Two days before the final of the Women's Champions League, here is a presentation of OL's German opponents.
If OL are getting ready to play in their first European Cup final, Potsdam are old hands in this type of huge game. Victors when they first participated in 2005, unlucky finalists the following season against Francfort, Turbine have a rich European history. Bernd Schröder’s players will be taking part, against OL, in their third final in four participations, and thatis certainly not down to luck.

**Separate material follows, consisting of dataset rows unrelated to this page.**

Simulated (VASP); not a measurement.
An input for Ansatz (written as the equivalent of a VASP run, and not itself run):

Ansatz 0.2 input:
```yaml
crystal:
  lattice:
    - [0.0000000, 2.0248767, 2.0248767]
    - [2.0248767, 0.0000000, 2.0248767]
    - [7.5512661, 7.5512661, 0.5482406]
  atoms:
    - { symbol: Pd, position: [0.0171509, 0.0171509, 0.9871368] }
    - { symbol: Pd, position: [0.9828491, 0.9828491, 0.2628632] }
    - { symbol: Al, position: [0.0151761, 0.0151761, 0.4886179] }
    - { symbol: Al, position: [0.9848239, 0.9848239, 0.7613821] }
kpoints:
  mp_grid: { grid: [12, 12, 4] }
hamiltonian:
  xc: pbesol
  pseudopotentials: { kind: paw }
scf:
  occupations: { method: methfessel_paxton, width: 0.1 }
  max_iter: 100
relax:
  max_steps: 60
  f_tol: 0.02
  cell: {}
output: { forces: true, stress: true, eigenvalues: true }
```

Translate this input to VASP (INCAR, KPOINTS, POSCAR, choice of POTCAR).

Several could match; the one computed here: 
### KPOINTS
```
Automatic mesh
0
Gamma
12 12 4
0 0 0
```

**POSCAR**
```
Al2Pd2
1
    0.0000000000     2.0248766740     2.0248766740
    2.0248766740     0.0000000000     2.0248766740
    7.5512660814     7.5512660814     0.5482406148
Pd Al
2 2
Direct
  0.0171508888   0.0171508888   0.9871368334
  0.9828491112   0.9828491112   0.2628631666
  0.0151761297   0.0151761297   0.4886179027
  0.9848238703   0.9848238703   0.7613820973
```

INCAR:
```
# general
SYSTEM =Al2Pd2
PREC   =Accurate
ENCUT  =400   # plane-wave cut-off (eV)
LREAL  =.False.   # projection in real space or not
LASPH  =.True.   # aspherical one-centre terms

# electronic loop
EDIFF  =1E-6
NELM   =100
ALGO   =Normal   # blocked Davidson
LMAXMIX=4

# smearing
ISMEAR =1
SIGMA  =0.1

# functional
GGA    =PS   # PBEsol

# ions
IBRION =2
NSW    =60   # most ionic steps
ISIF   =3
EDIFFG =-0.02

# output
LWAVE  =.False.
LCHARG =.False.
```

At 67 years of age, the German manager is a sort of local Sir Alex Ferguson. Bernd Schröder shares the same place of birth as the Manchester United technician, Glasgow, but also the same loyalty and success with his club. A former amateur goalkeeper, he became the first Potsdam coach in 1971, the start of a great and long adventure. From the regional division to the European Cup, with a detour to the women’s national team of East Germany and the post of Potsdam president, Bernd Schröder has been through it all. He has won six titles of champions of East Germany (1981, 1982, 1983, 1985, 1986, 1989), three German Cups (2004, 2005, 2006) and four German league titles including this season (2004, 2006, 2009, 2010). This is an exceptional record when you are aware of the strength of German women’s football which has won a great deal of European and world titles.
Supervised on a number of occasions by the OL staff, Turbine Potsdam resembles OL quite a bit in their attacking style and their desire to build up attacks. The striker Anja Mittag who has already scored nine goals and the former Duisburg player Fatmire Bajramaj would appear to be the principle dangers. Effective from set pieces, the Germans appear to have only one slight weakness: their relatively young side. OL, who suffered against the masterful performance by Duisburg last season in the semi-final, will have to try and take advantage of this in order to win the midfield battle.